First, you need to make the voltage divider for the Arduino to read the voltage from the battery and the type C output port. The diagram is attached in the images above. Following the configuration in the photos, you can make it really small and it should be able to fit in a corner next to the green buck converter which covert the 16.8v battery voltage into 5V for the Arduino.

Next, connect the ACS712 sensor as described in the picture. Notes that you would want to get the 5A version of the sensor instead of the 10A or 20A versions. After finish, glue this to the back of the HMI display

Then, you can download the UART HMI Studio tool from the HMI display supplier and program it. The one I am using was from a manufacturer named "Taojingchi" and they have offer me the interface editor where I can download from here. But notes that your HMI displat might be from another manufacturer and they should have their own software for editing the UI.

After finished editing the code and uploaded the interface to the UART HMI display, unplug the display from your PC and connect it to the Arduino nano's pin 2 and 3 for its Software Serial.

You can find the zip file for the interface code attached here as a pdf file. Download the pdf file and rename its file extension to .zip, unzip it to get the source code for my interface.
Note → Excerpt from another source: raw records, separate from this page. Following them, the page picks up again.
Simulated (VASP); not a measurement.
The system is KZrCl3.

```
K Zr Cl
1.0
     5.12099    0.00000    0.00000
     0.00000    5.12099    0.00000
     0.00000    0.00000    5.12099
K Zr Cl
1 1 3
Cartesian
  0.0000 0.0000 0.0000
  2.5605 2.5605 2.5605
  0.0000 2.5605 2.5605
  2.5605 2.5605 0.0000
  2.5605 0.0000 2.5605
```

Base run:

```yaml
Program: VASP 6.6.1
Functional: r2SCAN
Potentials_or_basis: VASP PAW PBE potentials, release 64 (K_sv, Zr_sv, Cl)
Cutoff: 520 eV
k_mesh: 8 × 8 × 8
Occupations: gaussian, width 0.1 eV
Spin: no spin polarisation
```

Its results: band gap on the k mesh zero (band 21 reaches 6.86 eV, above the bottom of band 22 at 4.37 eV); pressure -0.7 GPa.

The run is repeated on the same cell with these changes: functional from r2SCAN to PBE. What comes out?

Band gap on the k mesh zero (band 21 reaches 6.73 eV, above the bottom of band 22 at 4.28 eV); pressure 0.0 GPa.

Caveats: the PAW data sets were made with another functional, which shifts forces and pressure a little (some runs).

Next, edit the code based on your configurations and upload the following code to the Arduino. Fields that you might need to change includes

• currentCalibrationOffset (The offset current for your current sensor)
• debugMode (Set to true if you want to test the code without the HMI display)
• HMISerial.begin(9600) (Change this line if your HMI display doesn't runs on 9600 baudrate)

After all the wiring and program are uploaded, glue everything together and supply a voltage on 16.8V on the battery+ and a 20V on the out+ pins. You should be able to see the information displaying correctly. If not, try adjust the variable resistor so that the voltage on the screen matches your lab bench power supply output. For the current testing, you can observe the difference between your power supply and the displayed information and adjust the offset value in Arduino code manually.

Notes: You should get the power for the buck converter from the BAT+ wire instead of the current sensing wire that runs through the ACS712.

Then, you can start 3D printing the case. You can print all of them in single color but don't you think adding a purple layer in between makes it feel really amazing?

After the printing is done, you can use the screen cover and the black plate to seal up the screen unit with the Arduino and current sensor.

After this stage, you should only got a few wires exposed, they should be

• BAT+ (Battery + terminal, also use as powering the buck converter)
• OUT+ (Type C output port)
• GND
• Current Measure Input
• Current Measure Output

After that, connect the battery to the power switch, PD power board and the information display as follows.

Lastly, seal it up and turn it on, your unique 60W PD power bank is now ready to use!